India's Taxing Tax System

Why the GST Is an Overdue but Welcome Overhaul

A tax office in New Delhi, April 5, 2013. Mansi Thapliyal / Reuters

“India’s enormous market—a caged tiger—will now be unleashed,” said Anand Mahindra, chairman of the automobile manufacturer Mahindra & Mahindra Ltd., about the passage of a historic tax bill last week. At present, the country’s 29 states essentially dictate their own individual tax codes, a confounding system that has long tripped up inter-state commerce. But to the world’s surprise—not least India’s—this disorder could finally be coming to an end. After more than a decade of protracted negotiations, intense shuttle diplomacy, and close combat with vested interests, both houses of parliament unanimously passed the landmark Goods and Services Tax (GST) bill in a move analysts have called, “one of India’s most significant and ambitious reforms ever attempted.” At its core, the GST will replace a bevy of state and federal taxes with a single, unified tax on goods and services, bringing the country closer than ever before to a common market.  

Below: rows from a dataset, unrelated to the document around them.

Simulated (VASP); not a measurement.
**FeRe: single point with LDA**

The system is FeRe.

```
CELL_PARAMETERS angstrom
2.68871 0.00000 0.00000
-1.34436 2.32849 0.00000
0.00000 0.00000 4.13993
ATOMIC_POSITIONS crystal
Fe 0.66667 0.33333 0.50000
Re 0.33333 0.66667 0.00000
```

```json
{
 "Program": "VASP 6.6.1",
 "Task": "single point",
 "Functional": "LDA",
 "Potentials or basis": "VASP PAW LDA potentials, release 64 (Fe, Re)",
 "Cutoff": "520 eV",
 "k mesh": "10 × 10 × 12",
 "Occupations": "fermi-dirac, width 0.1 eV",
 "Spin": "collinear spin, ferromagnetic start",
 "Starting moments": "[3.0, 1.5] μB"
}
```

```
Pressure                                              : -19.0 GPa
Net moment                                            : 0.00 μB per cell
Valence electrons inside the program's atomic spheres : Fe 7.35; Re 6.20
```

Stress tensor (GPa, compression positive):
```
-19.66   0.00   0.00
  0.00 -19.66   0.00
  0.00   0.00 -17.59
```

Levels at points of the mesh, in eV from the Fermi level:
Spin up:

The journey to this momentous agreement began 25 years ago this summer. India’s economy was in shambles and the country was suffering a massive balance-of-payments crisis. Staring down the unthinkable prospect of bankruptcy, India adopted a sweeping set of market-friendly economic reforms that dismantled the “License Raj,” a suffocating thicket of licenses and regulations. Although many vestiges of this “Raj” remain, the reforms of the 1990s successfully ended the practice of industrial licensing, curbed the public sector’s role in the economy, opened India’s markets up to the world, and substantially unshackled India’s states from control by New Delhi, paving the way for them to shape their own economic destinies to a greater extent that ever before.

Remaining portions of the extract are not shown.